I am Mike Dawson of Paiwastoon and I’ve spent 6 years working with Education Technology in Afghanistan. There is of course no shortage of challenges with the country, yet in spite of them, there is progress. We now have 50%+ mobile penetration and millions of girls and boys back in school.
But I still face roadblocks, literal and figurative, every day. I can’t get an experienced team of software engineers in Afghanistan. Electrical power keeps on playing games – on, off, off, on. The Taliban keep shooting rockets at our KFC in Kandahar, often when I really need french fries. And with the American withdrawal in 2014 it looks like we will never see a real Starbucks coffee shop in Kabul.
So when it comes time to deploy a ICT4 Education project, I really need something that just comes out of the box with instructions, and I can get anyone to assemble, Just like an IKEA coffee table. Preferably with no little screws missing.
Many in my target audience already have computers with 2GB+ of storage, 200Mhz+ processors, 32MB of RAM and small screens that cost around $30. These marvels are called feature phones. I have learning content that I want them to use: questions, games, videos, audio. But where is the toolkit to connect the two?
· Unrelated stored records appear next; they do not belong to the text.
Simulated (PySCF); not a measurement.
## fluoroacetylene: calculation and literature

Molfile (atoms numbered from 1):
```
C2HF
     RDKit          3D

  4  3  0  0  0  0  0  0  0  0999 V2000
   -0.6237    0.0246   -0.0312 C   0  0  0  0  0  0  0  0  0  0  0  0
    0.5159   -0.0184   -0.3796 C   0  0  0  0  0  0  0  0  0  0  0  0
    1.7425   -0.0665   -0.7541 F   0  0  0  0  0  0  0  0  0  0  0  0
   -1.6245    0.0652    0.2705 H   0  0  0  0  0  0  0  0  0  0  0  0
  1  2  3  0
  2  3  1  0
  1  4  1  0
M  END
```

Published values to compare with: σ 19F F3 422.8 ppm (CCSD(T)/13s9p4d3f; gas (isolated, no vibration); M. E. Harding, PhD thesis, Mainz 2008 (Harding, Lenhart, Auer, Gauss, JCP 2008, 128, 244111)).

If I wanted to do an SMS based project of some kind, I’d just use a cloud offering or download FrontLineSMS. If I wanted to do mobile data collection there’s almost as much selection there as there are types of cereal available in the supermarket.
But what platform do download when I want to use all these mobile computers (phones) as computers for learning? Why is it that putting together the computers people already have and quality learning content is more complicated than browsing and selecting from the IKEA catalog? Even with impossible to pronounce Swedish names?
I find this simply unacceptable. We need a toolkit and templates for mEducation, we need to stop re-inventing the wheel every time we do a pilot. We have mEducation pilotitis, and re-usable toolkits are the treatment that allow us to rapidly fix them, change them, and scale them once they work. Otherwise we just go back to the drawing board for months of planning and re-engineering.
Building the tools
So we are building Ustad Mobile (“ustad” means “mobile teacher” in Dari/Pashto) which will enable anyone who can use word processor or powerpoint software to make interactive courseware about any topic they want, then make a smartphone-like experience without needing connectivity, using any feature phone or better that happens to be available.
Finally we will be able to deliver radically enhanced learning experience without giving out expensive new equipment.
We’re getting there – we’re not there yet.
Initially we coded. We added more interactive learning templates to it (hangman game, sort exercise, place/find objects according to a hint). At this point we had one developer, who is also the one writing this article. Supposedly he also had a part time job as CEO of the company. Our office was a virtual factory assembly line of powerpoint slides, teacher designed wireframes and sound recording.
Using EXE Learning our teachers and content adaptors (who do graphics, sound recording, etc) put together a whole version of the Afghan literacy curriculum for the illiterate, then put it on SD cards so that the app runs on the feature phone.
We are live field testing
We recently provided the app on Nokia phones to women in an existing Ministry of Education class to use for homework. We tweaked some of the interactions to make them easier, we started stabilizing the authoring environment and the app itself.
Then we got a new test group: Illiterate policewomen sponsored by the Dutch Embassy overseen by the UN Assistance Mission to Afghanistan.
We tried improving our statistics gathering. The idea was to bluetooth data from students phone to teachers phone. This required users to push “OK” within 30 seconds of activation. Fail! We switched to sending pre-compressed logs over GPRS. Win!
This M&E process works even when connectivity is unreliable, uses around $0.15 of credit per month per student monitored, and every 5 mins if there is a connection we get the data automatically in the cloud.
Now I’m seeing that the policewomen are clocking up combined total usage of 10hrs to 30hrs a day across around 100 devices as they practice literacy. The phones send logs every 5mins when they are in use.
What’s still to come
We’ve tested it on Nokia phones, but “should work on anything” and “actually works on anything” are two distinctly different concepts. So now we’re doing compatibility testing and engineering supported by Khalilzad Associates so it’ll work on feature phones, and via HTML5 for Android, Blackberry, Windows Phone and iOS for all those impoverished masses who are rushing to buy the iPhone 5C.
While cross platform capacity will be released mid to late November 2013, I haven’t found a single instance where using more advanced hardware really worked in education.
We shall work tirelessly to make the world of mobile learning more like the world of great value flatpack furniture. Implementers who know their audience including government, NGOs and the private sector should be able to use the potential of the technology at their disposal without needing expert carpenters and consultant interior designers at every step.
When the toolkit is in the field, for mobile learning, and hopefully soon in other areas around democracy, anti-corruption and more, impact can be achieved at scale as implementers need not re-invent the wheel. They only will need to read IKEA instruction manuals.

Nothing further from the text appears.